From Frenchmen to Acadians: The Development of an Acadian Identity
Animated Book 2
From the middle of the 17th century, many French families settled in Acadie. Through the years and with common experiences, their descendants became Acadians and built the historical Acadie. Today, the Acadian identity has been enriched by the contributions of other Francophone groups (for example from Québec, Europe, Africa or Asia) and of non-Francophones whose descendants became Acadians. That is why in today's Acadie there are many Acadians who have names like Beattie, Cool, Ferguson, Finn, Kenny, McGraw, Nowlan, McLaughlin, Williams or Young.
Explain, by using the information that can be found in the History section, how the descendants of the French families who arrived in Acadie in the middle of the 17th century have come to consider themselves Acadians.
With the other students from your class, use Didapages to create an animated book presenting your hypothesis.
- Consult the History section to find elements to answer the start-up question. Note that none of the texts specifically deal with this question; elements of the answer can be found throughout the different parts of the History section.
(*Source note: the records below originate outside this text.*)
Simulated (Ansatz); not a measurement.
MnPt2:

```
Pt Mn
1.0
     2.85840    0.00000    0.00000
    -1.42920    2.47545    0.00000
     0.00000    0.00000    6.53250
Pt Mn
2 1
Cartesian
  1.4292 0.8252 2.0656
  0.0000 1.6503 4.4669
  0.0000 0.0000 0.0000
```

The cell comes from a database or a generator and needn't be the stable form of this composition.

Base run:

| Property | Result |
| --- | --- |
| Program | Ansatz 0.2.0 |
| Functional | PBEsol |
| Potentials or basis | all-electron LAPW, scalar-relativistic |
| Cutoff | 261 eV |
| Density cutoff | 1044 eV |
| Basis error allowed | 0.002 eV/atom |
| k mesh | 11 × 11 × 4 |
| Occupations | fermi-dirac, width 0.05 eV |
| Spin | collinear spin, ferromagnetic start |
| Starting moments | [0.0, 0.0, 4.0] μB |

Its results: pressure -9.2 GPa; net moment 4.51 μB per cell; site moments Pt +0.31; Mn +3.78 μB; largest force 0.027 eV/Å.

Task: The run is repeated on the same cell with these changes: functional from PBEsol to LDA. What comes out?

- Take part in a class discussion to find a hypothesis that will help answer the start-up question.
- Once the hypothesis is found, the class will be divided into groups, each of which will be responsible for creating a part of the book.
- The completed version of the book will be made accessible on-line.
Here are a few keywords which you will learn during this activity:
- Collective identity
Essential and optional resources
- Didapages: http://www.fruitsdusavoir.org/didapages/ (French only)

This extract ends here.